On the same program, Clinton said from her home: "We need someone who is ready to run against the Republicans, who can talk about the future with confidence and optimism, and to take care of people again." Clinton also gave a told a correspondent for CNN's "American Morning" at a Manhattan polling station: "Say hello to everybody in Harlem."

Supporters of Barack Obama (D-Ill.) also were hard at work in liberal precincts of New York City and especially Brooklyn, hoping to snatch delegates in Clinton's backyard.

Obama brushed off comments by Clinton campaign chairman Terry McAuliffe in New York, who told a reporter that a Clinton-Obama ticket would be a good idea.

"Sure it would be, absolutely. How could you deny consideration of someone who has excited so many people?" McAuliffe said during a taping of NY1's Inside City Hall, to be aired tonight.

Obama told ABC's Diane Sawyer, "Here would be my suggestion to Terry McAuliffe, and that is, I'm running for president, and I don't think that Senator Clinton would be willing to accept the vice presidency, I think it would be presumptuous for me."

Asked if he took McAuliffe's remark as a compliment, Obama coolly replied, "Let me put it this way: If I were 20 points down, then we probably wouldn't be hearing that. I think it's a sign that we're doing pretty well."
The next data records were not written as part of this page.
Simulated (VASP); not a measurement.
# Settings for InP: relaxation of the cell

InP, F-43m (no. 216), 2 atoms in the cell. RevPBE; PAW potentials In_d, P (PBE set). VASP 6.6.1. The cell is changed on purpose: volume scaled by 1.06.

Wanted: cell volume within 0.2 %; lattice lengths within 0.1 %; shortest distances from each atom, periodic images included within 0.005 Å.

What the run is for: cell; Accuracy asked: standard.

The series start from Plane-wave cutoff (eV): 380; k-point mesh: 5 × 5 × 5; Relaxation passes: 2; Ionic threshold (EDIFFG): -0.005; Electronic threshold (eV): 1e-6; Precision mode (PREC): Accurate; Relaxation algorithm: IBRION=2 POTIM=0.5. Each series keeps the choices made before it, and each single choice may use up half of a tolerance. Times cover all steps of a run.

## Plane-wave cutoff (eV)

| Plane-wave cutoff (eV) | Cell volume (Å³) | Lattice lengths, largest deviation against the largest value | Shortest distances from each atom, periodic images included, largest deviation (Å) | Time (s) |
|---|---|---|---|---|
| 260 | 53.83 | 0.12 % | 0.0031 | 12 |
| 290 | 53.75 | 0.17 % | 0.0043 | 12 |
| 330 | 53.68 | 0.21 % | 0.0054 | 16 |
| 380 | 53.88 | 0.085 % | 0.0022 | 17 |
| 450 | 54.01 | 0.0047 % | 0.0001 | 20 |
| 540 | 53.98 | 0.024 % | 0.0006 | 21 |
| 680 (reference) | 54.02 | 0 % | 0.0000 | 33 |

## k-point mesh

Far from Gotham, former Massachusetts Republican governor Mitt Romney also got into the mix. Speaking from West Virginia, he said he was gaining in faraway California, and that McCain's attack showed that the race was tightening. Conservatives "are not at all comfortable with Senator McCain leading us" and taking "such a sharp left turn," Romney said. "He's so making up facts that it's really quite extraordinary."